Proceedings in this Court

  1. The grounds in the amended applications filed in both proceedings were pleaded in very similar terms.

Ground 1

  1. Ground 1 of Ms Kaur’s amended application alleged:

    1.The Migration Review Tribunal (Tribunal) erred when it treated the application (Application) for a Skilled (Provisional) (Class VC, subclass 485) visa (Visa) as a valid application.

    Particulars

    a.The migration agent engaged in fraudulent conduct when lodging the Application.

    b.The fraudulent conduct of the migration agent amounted to fraud committed on the Applicant and on the Commonwealth.

    c.Fraudulently, the migration agent provided false confirmation that the Applicant had obtained a successful skills assessment from Trades Recognition Australia.

    d.Fraudulently, the migration agent provided a false Trades Recognition Australia reference number for a successful skills assessment as part of the Application.

    e.The Applicant did not, or could not, authorise conduct on the part of the migration agent, which amounted to a criminal offence involving fraud on the Commonwealth.

    f.The Application was not a valid application and was void ab initio.

  2. Mr Prodduturi particularised an identical allegation as follows:

    a.The Applicant did not authorise the lodgment of the Application.

    b.The migration agent engaged in fraudulent conduct when lodging the Application.

    c.The fraudulent conduct of the migration agent amounted to fraud committed on the Applicant and on the Commonwealth.

    d.Fraudulently and without the knowledge of the Applicant, the migration agent provided false confirmation that the Applicant had obtained a successful skills assessment from Trades Recognition Australia.

    e.Fraudulently and without the knowledge of the Applicant, the migration agent provided a false Trades Recognition Australia reference number for a successful skills assessment as part of the Application.

    f.The Applicant did not, or could not, authorise conduct on the part of the migration agent, which amounted to a criminal offence involving fraud on the Commonwealth.

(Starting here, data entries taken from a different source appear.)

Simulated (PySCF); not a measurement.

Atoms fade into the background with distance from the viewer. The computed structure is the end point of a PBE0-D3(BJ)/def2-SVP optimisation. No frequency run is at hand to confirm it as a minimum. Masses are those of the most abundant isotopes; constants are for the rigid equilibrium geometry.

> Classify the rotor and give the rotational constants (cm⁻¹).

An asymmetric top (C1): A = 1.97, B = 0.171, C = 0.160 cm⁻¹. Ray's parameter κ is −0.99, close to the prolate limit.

    g.The Application was not a valid application and was void ab initio.

  3. The essence of the applicants’ submissions in connection with this ground was that their applications had been lodged as a result of fraudulent conduct on the part of their migration agent and that, as a result, those applications were not valid. 

  4. Whether the migration agent acted fraudulently such that the applicants ought not to have responsibility as principals for his actions, was an issue on which the applicants bore the onus of proof. Significantly, and as the applicants’ written submissions made clear, it was an allegation which imputed conduct amounting to a breach of the Act and contravention of the Migration Agents Regulations 1998. Proof of matters of such seriousness is to be approached having regard to s.140 of the Evidence Act 1995 and relevant antecedent authorities such as Briginshaw v Briginshaw (1938) 60 CLR 336, Helton v Allen (1940) 63 CLR 691, Rejfek v McElroy (1965) 112 CLR 517 and Neat Holdings Pty Ltd v Karajan Holdings Pty Ltd (1992) 110 ALR 449.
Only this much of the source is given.